Over at the Fordham Foundation’s Flypaper, Mike Petrilli complains that he is a reasonable guy, and that it could only be a moment of electoral passion that led us to suggest his attacks on teacher pensions and health insurance were demagogic.

The problem, Mike, is that from our vantage point, it is hard to see as reasonable someone with a pattern of attacking teacher unions based on groundless speculation and disinformation that could have easily been identified as incorrect by a single email or phone call. You take a practice that school districts  have done on their own all over the United States [it’s called “management prerogative”] — making election day into a professional development day with no student attendance — and decide that it is a teacher union conspiracy to do electioneering at students’ expense. You report a figure for Randi Weingarten’s salary that is almost twice its actual amount, based on the claims of a professional anti-union propagandist. Those sorts of misrepresentations, easily found to be false with the most minimal effort, may be reasonable in the world of Rush Limbaugh, but not among professional educators.
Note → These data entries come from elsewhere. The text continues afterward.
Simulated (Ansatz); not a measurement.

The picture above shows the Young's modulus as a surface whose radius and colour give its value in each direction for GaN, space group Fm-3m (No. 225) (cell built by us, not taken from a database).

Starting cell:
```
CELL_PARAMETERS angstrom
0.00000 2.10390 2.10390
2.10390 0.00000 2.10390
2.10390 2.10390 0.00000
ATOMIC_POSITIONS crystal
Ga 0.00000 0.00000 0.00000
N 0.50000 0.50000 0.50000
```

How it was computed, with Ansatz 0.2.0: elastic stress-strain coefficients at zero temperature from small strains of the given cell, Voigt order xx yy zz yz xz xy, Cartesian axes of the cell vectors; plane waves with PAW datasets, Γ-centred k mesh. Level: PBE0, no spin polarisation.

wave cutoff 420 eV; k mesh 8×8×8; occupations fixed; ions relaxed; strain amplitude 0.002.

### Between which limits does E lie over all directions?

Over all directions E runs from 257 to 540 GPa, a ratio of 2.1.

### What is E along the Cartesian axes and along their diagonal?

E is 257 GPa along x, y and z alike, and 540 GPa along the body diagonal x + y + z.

Frankly, your arguments about how expensive and dear it will be to provide teachers and retirees with retirement with dignity and health care are of the same order. Like Bush’s arguments for privatizing social security [imagine the fix we would be in if the nation had not turned down flat his proposal to turn those retirement funds over to Wall Street], your projections are not the simple statement of actuarial developments you would have us believe. [The Bush claims that Social Security was facing imminent insolvency were thoroughly debunked here and here.] Rather, there are part of a corporate push to eliminate pensions that provide a dignified retirement that has included such features as SFAS 87, an accounting change required by the SEC and FASB which have greatly increased the short term costs of defined benefit pension plans — in order to pressure employers to drop such plans. While this corporate offensive has made much headway in the private sector, that beachhead will not be secure so long as public sector employees have decent pensions. Hence, the attacks on public employee pensions which you champion, and the effort to create resentment and fear among working people who do not have such pensions.

But you are right about one thing here: there is a different, post-November 4th world. And those changes are to the benefit of working people.